We have previously questioned whether increased university tuition fees are fair and noted that Muslim warnings against tuition fee interest charges present a challenge to Christians. It was therefore pleasing to hear the contributions of some of the bishops to the Lords debate on the Higher Education Regulations:
The Lord Bishop of Lincoln: It is clear that there are no doubt many ways by which higher education can be funded-direct funding, grants, loans, public/private partnerships and so on-and the Government are largely following the recommendations of the review of the noble Lord, Lord Browne. They have opted for the principle of loans, as promoted by the previous Government. As we have heard, the task of the noble Lord, Lord Browne, was to trim the burgeoning financial commitment of central government to higher education while at the same time maintaining and improving current levels of participation in higher education across all socioeconomic groups, including those from the most deprived backgrounds. It remains to be seen whether the trick can be done using the means now before us.
Will the public purse be relieved of higher education costs? Only if loans are repaid and the recent financial crisis teaches us that policies predicated on debt and its repayment are speculative to say the least. As for maintaining and improving participation in higher education, it is surely counterintuitive to believe that students will commit to this size of future debt in anticipation of a benefit which is by no means guaranteed. Surely, even if they are prepared to so commit, we must ask whether the normalising of debt in this way is morally defensible or socially sustainable.
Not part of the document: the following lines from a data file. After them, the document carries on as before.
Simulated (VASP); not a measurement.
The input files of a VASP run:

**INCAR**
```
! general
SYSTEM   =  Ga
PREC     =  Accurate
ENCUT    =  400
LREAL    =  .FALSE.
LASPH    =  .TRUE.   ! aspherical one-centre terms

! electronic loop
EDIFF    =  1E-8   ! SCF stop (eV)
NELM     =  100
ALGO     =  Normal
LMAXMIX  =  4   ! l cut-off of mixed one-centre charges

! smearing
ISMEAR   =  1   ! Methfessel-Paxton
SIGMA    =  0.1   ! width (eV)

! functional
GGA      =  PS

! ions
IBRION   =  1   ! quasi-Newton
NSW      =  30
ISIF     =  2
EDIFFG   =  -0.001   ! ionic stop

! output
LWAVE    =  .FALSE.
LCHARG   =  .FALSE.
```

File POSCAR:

The Lord Bishop of Chichester: By one of those interesting quirks of history, it is almost exactly 150 years to the day-it is actually tomorrow, 15 December-that Palmerston wrote to the then Chancellor of the Exchequer, Gladstone, warning him in relation to economic policies that the debt of citizens was by no means the same thing as the debt of states. That was a remarkably prescient comment.
What we have here is, at least in part, an attempt to deal with national debt by transferring it to individuals. The noble Lord, Lord Giddens, talked about something corrosive. The socially corrosive effects of this measure go far beyond the particular educational instincts that are at its heart. My point is therefore not really about education or the impact of this measure upon our higher education institutions, but about the potentially socially corrosive effect of high levels of individual debt in relation to national debt, which is a different matter altogether.
As we have observed previously, debt is always a bad thing and can be equated with a form of slavery. With Wales and Scotland implementing policies to 'protect their own', will churches apply the lesson of Acts 4:32-35 and help fund their young people’s university education, either through grants or interest-free loans?